Confusion Matrix is an N x N matrix, in which rows correspond to correct decision classes and the columns to decisions made by the classifier. The number ni,j at the intersection of i-th row and j-th column is equal to the number of cases from the i-th class which have been classified as belonging to the j-th class.
In the previous parts of the tutorial (part 1, part 2) we introduced quantitative indicators of classification model quality. In the next two parts we will take a closer look at a couple of graphical indicators. The first one is called the Confusion Matrix (the name “Contingency Table” is also used).

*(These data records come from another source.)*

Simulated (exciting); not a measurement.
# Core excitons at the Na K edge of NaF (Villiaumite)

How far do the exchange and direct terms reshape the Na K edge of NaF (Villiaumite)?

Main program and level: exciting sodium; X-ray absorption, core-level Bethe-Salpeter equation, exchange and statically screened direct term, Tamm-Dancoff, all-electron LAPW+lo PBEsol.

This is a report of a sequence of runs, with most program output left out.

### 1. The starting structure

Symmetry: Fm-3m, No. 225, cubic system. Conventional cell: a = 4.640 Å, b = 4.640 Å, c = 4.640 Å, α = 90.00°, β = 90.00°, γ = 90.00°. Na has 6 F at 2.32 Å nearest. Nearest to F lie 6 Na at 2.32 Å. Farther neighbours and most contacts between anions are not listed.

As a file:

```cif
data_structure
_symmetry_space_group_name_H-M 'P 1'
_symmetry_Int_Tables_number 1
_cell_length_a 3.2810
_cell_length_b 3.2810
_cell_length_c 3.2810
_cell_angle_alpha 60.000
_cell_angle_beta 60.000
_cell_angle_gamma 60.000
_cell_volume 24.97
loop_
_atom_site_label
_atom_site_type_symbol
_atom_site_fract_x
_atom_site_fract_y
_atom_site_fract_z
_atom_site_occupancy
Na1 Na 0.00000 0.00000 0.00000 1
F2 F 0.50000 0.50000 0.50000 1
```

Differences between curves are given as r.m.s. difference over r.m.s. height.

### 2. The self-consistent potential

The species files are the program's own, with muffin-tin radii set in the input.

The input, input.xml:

Various forms of Confusion Matrices let us more easily observe certain characteristics of the classification (i.e. the cost incurred by incorrect classifications).
Confusion Matrix in the gains and losses form contains the sums of costs due to classification decisions.
Cut off point is a certain threshold value which can be used to determine whether an observation belongs to a particular class.
if P(class(x)=1) >= alfa, then assign to class 1
alfa – the cut off point
P (class(x)=1) – probability, that the given element belongs to the class denoted by 1
If the probability (calculated by our classification model) that a given loan applicant will not be good at repaying the loan is greater or equal to 60%, then assign this applicant to the class of bad debtors, otherwise assign him/her to the class of good debtors.
Different cut off points can be considered for the same problem (i.e., assessing creditworthiness), which will lead to different confusion matrices. By analyzing these matrices the optimal cut off point can be selected.